Blowup may have been the peak of auteur-driven cinema in Britain in 1966, but the year also represented something of an annus mirabilis for Hammer Films.
These 12 months alone saw the release of their prehistoric adventure One Million Years B.C., Dracula Prince of Darkness, occult drama The Witches, and two rural horrors directed back to back (and on the same set at Hammer’s Bray Studios) by John Gilling.
The first of these was The Plague of the Zombies, released in the second week of the new year, with The Reptile following in March.

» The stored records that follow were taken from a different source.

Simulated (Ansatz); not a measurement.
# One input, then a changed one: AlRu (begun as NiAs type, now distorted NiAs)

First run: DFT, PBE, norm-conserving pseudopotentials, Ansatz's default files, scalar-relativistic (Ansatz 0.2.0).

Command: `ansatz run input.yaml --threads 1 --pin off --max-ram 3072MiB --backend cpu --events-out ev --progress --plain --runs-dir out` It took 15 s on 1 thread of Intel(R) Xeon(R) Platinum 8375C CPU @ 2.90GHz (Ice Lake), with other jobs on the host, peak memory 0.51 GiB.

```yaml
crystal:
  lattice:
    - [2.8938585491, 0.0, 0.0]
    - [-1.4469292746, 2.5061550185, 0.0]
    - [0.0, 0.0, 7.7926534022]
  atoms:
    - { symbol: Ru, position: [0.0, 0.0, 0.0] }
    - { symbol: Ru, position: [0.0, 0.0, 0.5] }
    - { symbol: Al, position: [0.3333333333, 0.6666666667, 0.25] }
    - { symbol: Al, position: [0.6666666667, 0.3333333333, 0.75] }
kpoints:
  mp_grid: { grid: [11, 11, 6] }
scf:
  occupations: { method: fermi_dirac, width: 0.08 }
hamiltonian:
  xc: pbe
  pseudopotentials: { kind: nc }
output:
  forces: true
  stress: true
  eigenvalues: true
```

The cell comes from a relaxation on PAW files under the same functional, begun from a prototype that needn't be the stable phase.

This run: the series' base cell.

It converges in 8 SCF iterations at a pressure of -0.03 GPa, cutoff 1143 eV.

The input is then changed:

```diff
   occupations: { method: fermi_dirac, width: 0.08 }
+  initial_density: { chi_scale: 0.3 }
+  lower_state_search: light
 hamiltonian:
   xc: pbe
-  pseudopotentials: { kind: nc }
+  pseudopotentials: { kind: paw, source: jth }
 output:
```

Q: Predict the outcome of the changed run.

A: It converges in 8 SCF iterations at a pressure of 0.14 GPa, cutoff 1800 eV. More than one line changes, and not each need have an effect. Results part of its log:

Though discrete films, both were set in a superstitious Cornwall of the past, where a mysterious illness is killing off the inhabitants of a small village.
In The Reptile – the moodier and more subtle of the pair – a newcomer’s investigations in the community bring him into contact with the sinister Dr Franklyn (Noel Willman), his oppressed daughter, Anna (Jacqueline Pearce) and their Malay servant (Marne Maitland).
Murder victims turn up with fang marks on their necks. Could sultry Jacqueline Pearce (the future Servalan from Blake’s 7) be the victim of a Malayan curse doomed to writhe the night away?
There’s an endearingly 1950s-style monster, remarkably atmospheric art direction and taut, stylish direction by John Gilling.
Though set at the turn of the 20th century, this creepy classic displays a fascination with Eastern spirituality that’s very 1966.
This is one of the best examples of the economical approach Hammer took to horror while never sacrificing originality.